Image source: The Book of Sir Thomas More: Shakespeare’s only surviving literary manuscript, British Library.
Wretched Strangers aims, as a company, to give a voice to foreigners living in the United Kingdom through theatre productions that both address themes of immigration and exile and that are performed by non-native English speakers.
Our inspiration and the name of our company comes from The Book of Sir Thomas More, the plea for tolerance towards immigrants, written by William Shakespeare.
Grant them removed, and grant that this your noise
Hath chid down all the majesty of England;
Imagine that you see the wretched strangers,
Their babies at their backs and their poor luggage,
Plodding to the ports and coasts for transportation,
And that you sit as kings in your desires,
Authority quite silent by your brawl,
And you in ruff of your opinions clothed;
What had you got? I’ll tell you: you had taught
How insolence and strong hand should prevail,
How order should be quelled; and by this pattern
Not one of you should live an aged man,
For other ruffians, as their fancies wrought,
With self same hand, self reasons, and self right,
Would shark on you, and men like ravenous fishes
Would feed on one another
Say now the king
Should so much come too short of your great trespass
As but to banish you, whether would you go?

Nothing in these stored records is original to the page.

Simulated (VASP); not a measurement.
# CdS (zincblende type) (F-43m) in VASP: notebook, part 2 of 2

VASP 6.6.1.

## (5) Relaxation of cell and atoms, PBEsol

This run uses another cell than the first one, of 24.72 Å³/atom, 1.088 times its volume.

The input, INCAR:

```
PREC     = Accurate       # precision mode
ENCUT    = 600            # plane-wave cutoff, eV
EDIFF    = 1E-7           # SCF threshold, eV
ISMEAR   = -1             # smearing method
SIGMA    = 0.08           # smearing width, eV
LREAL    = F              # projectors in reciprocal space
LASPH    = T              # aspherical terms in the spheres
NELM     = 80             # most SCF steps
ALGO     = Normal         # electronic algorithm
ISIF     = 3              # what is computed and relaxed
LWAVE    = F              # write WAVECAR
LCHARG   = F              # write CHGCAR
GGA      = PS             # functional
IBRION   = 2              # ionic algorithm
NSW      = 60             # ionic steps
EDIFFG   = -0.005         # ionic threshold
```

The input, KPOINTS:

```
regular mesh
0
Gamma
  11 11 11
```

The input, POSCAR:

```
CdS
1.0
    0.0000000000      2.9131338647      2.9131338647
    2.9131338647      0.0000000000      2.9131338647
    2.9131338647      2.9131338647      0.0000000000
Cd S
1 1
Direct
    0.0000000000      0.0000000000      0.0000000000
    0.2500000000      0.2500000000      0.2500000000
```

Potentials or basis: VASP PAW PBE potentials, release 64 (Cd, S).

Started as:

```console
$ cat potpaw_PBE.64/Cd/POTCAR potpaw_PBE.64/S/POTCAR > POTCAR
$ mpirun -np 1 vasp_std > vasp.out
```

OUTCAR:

What country, by the nature of your error,
Should give you harbour? go you to France or Flanders,
To any German province, to Spain or Portugal,
Nay, any where that not adheres to England,
Why, you must needs be strangers: would you be pleased
To find a nation of such barbarous temper,
That, breaking out in hideous violence,
Would not afford you an abode on earth,
Whet their detested knives against your throats,
Spurn you like dogs, and like as if that God
Owed not nor made not you, nor that the claimants
Were not all appropriate to your comforts,
But chartered unto them, what would you think
To be thus used? this is the strangers case;
And this your mountainish inhumanity.